Loyola students fight for Black English professor’s job

NEW ORLEANS,LA/USA -03-22-2019: Campus of Loyola University in New Orleans. (Photo Credit: Adobe Stock)

Students at Loyola University are advocating for the retention of the school’s lone Black professor in the English department.

Campus publication The Loyola Maroon reported that Scott Heath, an African-American studies professor, recently sent his students a letter informing them that the New Orleans university declined to renew his contract for the fall semester for reasons the department did not specify.

Many of Heath’s students joined forces with Loyola-based chapters of the Young Democratic Socialists and the NAACP to push for the professor’s reinstatement.

At Loyola University in New Orleans, students are advocating for the retention of the only Black professor in the school’s English department. (Photo: Adobe Stock)

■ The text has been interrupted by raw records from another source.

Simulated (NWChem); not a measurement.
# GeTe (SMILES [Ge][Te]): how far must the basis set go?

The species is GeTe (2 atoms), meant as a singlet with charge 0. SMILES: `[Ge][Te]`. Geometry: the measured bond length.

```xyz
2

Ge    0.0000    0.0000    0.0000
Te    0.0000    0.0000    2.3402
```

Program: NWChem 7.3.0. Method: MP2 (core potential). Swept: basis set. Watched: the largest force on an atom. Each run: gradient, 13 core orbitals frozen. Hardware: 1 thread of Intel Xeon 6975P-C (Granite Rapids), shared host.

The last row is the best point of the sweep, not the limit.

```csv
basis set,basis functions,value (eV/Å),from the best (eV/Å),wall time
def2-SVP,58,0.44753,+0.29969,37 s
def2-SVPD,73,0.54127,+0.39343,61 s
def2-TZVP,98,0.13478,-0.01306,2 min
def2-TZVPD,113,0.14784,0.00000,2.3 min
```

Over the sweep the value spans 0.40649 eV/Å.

Together, they drafted an open letter and produced a social media-shared petition to support Heath’s reinstatement. Over 600 people have signed the petition, including residents of the greater New Orleans area and students.

“How are we, as a Jesuit institution, going to claim that we fight for the poor and oppressed,” freshman Olivia Zachary wondered, according to The Maroon, “when we are outlawing and silencing Black educators?”

Organizers shared the petition with Loyola’s English department and higher management. Carson Cruse, president of the Loyola branch of the Young Democratic Socialists, said the university did not respond, which prompted students to stage the rally, which was held Wednesday.

The Loyola branch of the NAACP convened a listening session with Kedrick Perry, the vice president of equity and inclusion, academic affairs personnel and other campus leaders to express their concerns about Heath’s dismissal.

However, organizers lamented the absence of any English department faculty who could have listened to their issues.

Akilah Toney, a junior psychology major and secretary of Loyola’s NAACP branch, said she believes it is unfair that Black students must struggle for the institution to prioritize their academic interests. She noted she had never felt more at home and informed in a classroom than in Heath’s class.

“If the university can use [Black students] for their pictures, to plan their events, to increase their diversity,” Toney said, “then we deserve an education where Black students can feel welcome.”

Senior Cynthia Russell claimed the university’s actions are part of a trend that rewards and supports professors who lack enthusiasm and care only about themselves while punishing those who are the opposite.

“Loyola uses their Black, Indigenous and Latino students as trophies,” she said, accusing the university of getting rid of professors “who actually care and try to push us forward.”

Following the protest, the Rev. Justin Daffron, Loyola’s interim president, met with the student activists. Freshman history major Olyvya Boatright warned that organizers wanted a response or they’d “raise some more hell.”

“Our education is not negotiable,” Toney said, The Maroon reported. “We won’t take no for an answer because we need an African-American studies department in a majority Black city.”